18 NovGeotextiles Support Chesapeake Bay Restoration Project
Restoring the Chesapeake Bay’s Poplar Island
An environmental restoration project in the Chesapeake Bay is bringing Poplar Island back to its natural state. Years of coastal erosion destroyed the small community and wiped out the island’s natural ecosystem.
The Poplar Island Expansion project marries heavy civil engineering and environmental resiliency to produce a lasting legacy in the Chesapeake Bay.
Since the early 2000s, the island has been replenished with dredge spoils from the Port of Baltimore’s shipping lanes. A combination of coastal protection structures and geosynthetics secure and stabilize the vulnerable site that sits off the coast of Talbot County, Maryland. Years of collaboration from engineers, government agencies, environmental consultants, dredgers and contractors is paying off and bringing natural splendor back to the remote Chesapeake Bay island.
A Brief History of Poplar Island
Poplar Island is located in Talbot County, Maryland. The Chesapeake Bay island, once home to more than 100 people, had farms, a school and a church. Poplar Island even welcomed U.S. Presidents!

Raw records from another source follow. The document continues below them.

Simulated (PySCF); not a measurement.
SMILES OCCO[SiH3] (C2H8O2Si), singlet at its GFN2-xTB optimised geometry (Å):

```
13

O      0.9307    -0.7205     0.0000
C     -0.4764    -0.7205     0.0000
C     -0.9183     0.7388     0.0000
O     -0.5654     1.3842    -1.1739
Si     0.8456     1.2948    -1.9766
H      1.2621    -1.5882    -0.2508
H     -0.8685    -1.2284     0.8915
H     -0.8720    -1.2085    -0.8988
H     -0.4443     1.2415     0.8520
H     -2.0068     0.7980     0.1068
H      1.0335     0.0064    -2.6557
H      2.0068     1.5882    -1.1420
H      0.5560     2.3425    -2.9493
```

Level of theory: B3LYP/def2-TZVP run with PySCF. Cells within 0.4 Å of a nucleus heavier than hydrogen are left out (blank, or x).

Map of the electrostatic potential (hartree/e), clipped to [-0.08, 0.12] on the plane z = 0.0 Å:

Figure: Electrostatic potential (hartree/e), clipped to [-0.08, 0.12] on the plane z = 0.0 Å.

Years of severe erosion took a toll on the once 1,100-acre island. By the early 1990s, Poplar Island’s residents had fled and the island was reduced to a mere four acres.
Wind and wave erosion depleted Poplar Island of its land mass. As a result, birds, fish, insects and other coastal species lost their natural habitat. The island was all but destroyed, however, that isn’t where Poplar’s story ends.
Construction Project Plans
The Maryland General Assembly, the U.S. Army Corps of Engineers, the Maryland Department of Transportation and the Port Administration formed a coalition to restore Poplar Island.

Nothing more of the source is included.